Two companies have in the past five years made Microsoft, the software giant that once seemed invincible, look decidedly less so. One is Google, whose online application suite has only been adopted by a fraction of Microsoft Office’s install base, but in providing a viable alternative has shaken up a monopolised industry.
The other is VMware. Not only does the very concept of virtualisation challenge the pivotal role of the operating system, and therefore the significance of Microsoft’s dominance of the OS market, but the younger company has also won a significant proportion of end-user organisations’ server software spend, which might otherwise have gone to Microsoft.
Microsoft has not taken this lying down, of course, and in 2008 the company launched Hyper V, a rival to VMware’s market-leading server virtualisation software. According to Zane Adam, Microsoft’s senior director of virtualisation strategy, Hyper V and its associated virtualisation management tools have successfully eaten into VMware’s market share.
“Over the past two years, we’ve gained rapidly and [VMware] has lost rapidly,” he claims. “Customers who have had VMware for years have had VMware because there has been no competition.”

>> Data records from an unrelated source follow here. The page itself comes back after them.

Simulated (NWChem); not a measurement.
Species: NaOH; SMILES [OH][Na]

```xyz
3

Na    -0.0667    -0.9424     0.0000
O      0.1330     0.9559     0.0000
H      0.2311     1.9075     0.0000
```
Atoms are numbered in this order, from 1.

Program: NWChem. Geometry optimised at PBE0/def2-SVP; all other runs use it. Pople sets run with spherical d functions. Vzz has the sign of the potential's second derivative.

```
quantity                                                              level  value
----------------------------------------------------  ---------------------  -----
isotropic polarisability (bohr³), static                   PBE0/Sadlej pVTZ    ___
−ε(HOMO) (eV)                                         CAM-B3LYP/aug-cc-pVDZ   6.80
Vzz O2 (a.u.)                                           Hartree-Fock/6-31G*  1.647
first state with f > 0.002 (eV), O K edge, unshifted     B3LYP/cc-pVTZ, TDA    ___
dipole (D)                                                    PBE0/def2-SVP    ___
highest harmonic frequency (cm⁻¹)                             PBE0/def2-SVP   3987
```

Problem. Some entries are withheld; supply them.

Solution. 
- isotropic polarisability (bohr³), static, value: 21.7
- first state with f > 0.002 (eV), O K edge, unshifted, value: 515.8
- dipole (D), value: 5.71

But while market share estimates vary, VMware is still without doubt the dominant force in server virtualisation. The desktop virtualisation sector, however, has yet to be sewn up so comprehensively.
For one thing, penetration of the technology is not what it might be. A report published this year by IT research company Computer Economics found that desktop virtualisation has currently been adopted by only about 14% of organisations. The technology is arguably not as widely applicable as server virtualisation, but poor performance might also have curtailed adoption.
In March 2010, Microsoft revamped its virtual desktop infrastructure (VDI) strategy. Part of that revamp was technical – it announced that it would be integrating its RemoteFX desktop acceleration technology with close partner Citrix’s XenDesktop high-definition HDX technology, in order to address the performance issues that have drawn criticism in the past.
More importantly, though, it also announced that VDI customers will no longer have to buy a separate licence to access virtual instances of the Windows operating system, or to access those virtual instances from outside the corporate infrastructure.
Adam says that this removes one of the more significant hurdles to the adoption of Microsoft VDI. “Licensing is one side that needed to be resolved, and now it has been,” he argues.
More aggressively still, Microsoft is even offering free VDI licences to those willing to leave VMware.
The company hopes that these moves will help it to convert its dominance in traditional software environments into leadership in the increasingly important virtual realm. “Most desktops in the world that customers use are Microsoft desktops,” says Adam. “We’re seen as a trusted supplier of a platform.”
However, the same was also true of its server products. Windows long enjoyed a market share lead in the server operating system market, but this did not prevent VMware from taking a controlling share of the server virtualisation space.